Quite recently, I was benchmarking one of my favorite algorithms. I was trying to optimize it for speed and performance. What I found quite interesting are 3 facts:

First of all, thank god for the beautiful and well done work on Microsoft Visual Studio 2017. I have to mention this almost always because the way everything works as intended is really amazing. I never had any problems with any Visual Studio distribution and if so, It wasn’t the microsoft’s fault, but rather some other company’s product fault. Anyway the fact is that the performance profiling on the VS17 is quite easy and what more is that its really doing its job perfectly.

The Second Fact is that I found the compiler optimizations so massive,that I almost couldn’t believe it. VS17 has some of the optimization parameters in the “c++ code generation settings” ,which include:

  1. OD – Optimization Disabled
  2. O1 – Minimize Size
  3. O1 – Maximize Speed
  4. OX – Full Optimization

When i switched from OD to OX, I was experiencing a huge performance improvements of about 10 times! They must have done their job quite good in order to provide such amazing results. The bottleneck of my algorithm was the usage of std::complex class. I though that when its the standard library class,it should be well optimized and I was rather using this instead of other complex and custom structures. Well it was the reason why it was running so slow. Fortunately the OX optimization helped a lot and I finally decided to stay with the std::complex rather than rewriting everything.

Now the last thing is that one of the problems I encountered was the modulus operator. std::math has the build-in function std::fmod which works usually like a charm. Because my algorithm was using this fucntion quite frequently,the performance profiler showed me,that almost 13% of all the processor time is spent on the calculation of this function! Horrible. Fortunately my algorithm doesn’t need the floating point version,but rather an integer version of this function. And because I have had serious problems in some cases with the c++ operator “%”,I have decided to write my own implementation of the fmod for integer arithmetics. This is in fact trivial:

int Imod(int X,int Y){
       return (X – Y * (X / Y)); // Integer division!

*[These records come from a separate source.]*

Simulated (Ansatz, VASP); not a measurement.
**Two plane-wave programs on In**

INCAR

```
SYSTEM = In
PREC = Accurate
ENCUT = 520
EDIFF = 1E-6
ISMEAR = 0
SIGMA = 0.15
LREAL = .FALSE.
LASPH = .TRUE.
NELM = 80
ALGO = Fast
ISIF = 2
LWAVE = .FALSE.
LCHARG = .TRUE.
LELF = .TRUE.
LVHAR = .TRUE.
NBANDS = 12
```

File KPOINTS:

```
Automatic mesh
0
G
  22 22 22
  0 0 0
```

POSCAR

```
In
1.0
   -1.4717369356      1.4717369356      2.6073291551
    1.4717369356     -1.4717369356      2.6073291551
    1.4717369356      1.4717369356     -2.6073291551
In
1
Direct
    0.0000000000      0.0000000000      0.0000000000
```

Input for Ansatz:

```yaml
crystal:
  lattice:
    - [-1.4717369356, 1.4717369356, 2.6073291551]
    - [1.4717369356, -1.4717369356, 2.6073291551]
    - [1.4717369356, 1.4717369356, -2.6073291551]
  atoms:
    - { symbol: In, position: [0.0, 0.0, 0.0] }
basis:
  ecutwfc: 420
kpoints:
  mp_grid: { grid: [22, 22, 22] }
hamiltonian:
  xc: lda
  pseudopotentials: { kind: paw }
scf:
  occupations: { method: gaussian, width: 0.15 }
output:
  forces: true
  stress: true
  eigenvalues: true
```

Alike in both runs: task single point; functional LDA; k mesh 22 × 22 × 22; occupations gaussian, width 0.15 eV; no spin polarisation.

And the results for computing 1024 * 1024 * 128 modulo operations using various functions:

  • std:: fmod 6333 ms
  • Imod: 233 ms
  • “%” : 176 ms

To be honest,I was at first temped to use the “%”,but I do not believe it anymore and in fact,I do hardly ever compute so many times the modulus. Even the performance is almost identical (+- some ms.). The benefit of the Imod function however is that I do now exactly what it is doing and I can be 100% sure, that it will always compute correctly the result. This persuaded me to continue using my own Imod function,  which is a bit slower than “%” but approximately 30 times faster than std::fmod!